They used to call them "simple" cameras; those compact point-and-shoot wonders that allow the photographer to bring the camera up to his or her eye and fire away. Compacts come in both film and digital models.

Today's compact cameras in no way resemble those of a generation ago. They are smaller and lighter than their predecessors, yet many of them have features that were once only found on much more advanced, expensive, cameras.

There are three things that characterize a modern compact camera: electronics, miniaturization, and simplicity. When taking pictures with one of these space-age marvels, you might hear it whir, buzz, or beep. Or, in the case of many digital cameras, you might hear nothing at all. If you hear a noise, the camera is letting you know that it's setting the proper exposure, focusing, snapping the picture, and preparing for the next shot. If there is insufficient light, it might automatically turn on the electronic flash. In a film camera, the camera will automatically rewind the film for you, but there's no rewinding necessary in a digital camera.
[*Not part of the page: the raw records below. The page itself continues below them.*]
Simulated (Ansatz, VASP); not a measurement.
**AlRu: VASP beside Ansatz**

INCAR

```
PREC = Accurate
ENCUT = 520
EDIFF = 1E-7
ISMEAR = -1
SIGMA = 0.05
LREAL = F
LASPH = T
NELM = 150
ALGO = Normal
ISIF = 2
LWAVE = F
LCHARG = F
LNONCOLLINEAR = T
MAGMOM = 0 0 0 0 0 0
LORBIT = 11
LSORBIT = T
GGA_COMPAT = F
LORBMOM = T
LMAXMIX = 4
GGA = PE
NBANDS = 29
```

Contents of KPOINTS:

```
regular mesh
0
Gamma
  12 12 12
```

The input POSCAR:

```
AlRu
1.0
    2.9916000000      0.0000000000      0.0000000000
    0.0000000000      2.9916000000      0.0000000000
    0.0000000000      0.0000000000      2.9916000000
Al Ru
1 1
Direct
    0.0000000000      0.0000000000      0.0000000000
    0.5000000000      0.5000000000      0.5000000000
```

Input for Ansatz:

Loading a film camera and getting the film properly aligned is a snap. The backs of modern 35mm cameras are designed to be opened easily. The film cassette is dropped into its chamber, and the film leader is pulled out to an indicated mark. After making sure that the sprockets are engaged in the sprocket holes, the back is closed. The camera will then advance the film to the first frame, again, automatically.

Loading one of the Advanced Photo System (APS) cameras is even simpler. Just drop the film cartridge into the receptacle on the camera, snap it shut, and the camera does the rest. Loading a digital camera is even easier than that.

Most compact cameras are small enough to fit into a coat pocket, but packed inside is enough electronic wizardry to fly an airplane - well, almost. Because of micro chips that allow for super miniaturization, a modern camera has features that were never even dreamed of a few years ago. Many film cameras have a display panel that reveals such information as whether or not the film is loaded properly, the speed of the film, the number of exposures on the roll, the number of exposures shot, and the condition of the battery or batteries.

Digital cameras use an image sensing card, so no film information is necessary. Digital cameras do, however, provide for a variety of settings for image quality, depending on the shooting situation.

Additional features found on various film and digital camera models are such conveniences as a self-timer that delays the shutter so that the photographer can get in the picture, a built-in telephoto or zoom lens that allows you to adjust the image size, close focusing capabilities, compensation for backlighting, and voice-synthesized messages. Although some of these functions would be advantageous to some photographers, they may be unnecessary or even a nuisance to others.

With the variety of options available on various camera models, it's not easy choosing the compact camera that will best fit your needs, whether it's film or digital. Before buying a camera, check the photo magazines or consult a camera dealer to find out what features are available on various models. Make note of those you feel are most desirable for your picture-taking interests, then select the camera that best fits your needs.

Because of their size and ease of use, compact cameras make wonderful first cameras for youngsters and adults. In fact, many experienced photographers use a compact as a second camera. These cameras are unobtrusive and quick to use in grab shots of the family, and their weight makes them ideal for carrying on vacation.

Fortunately, today these cameras are referred to as compact cameras. But are they still "simple?" When it comes to ease of operation, you bet!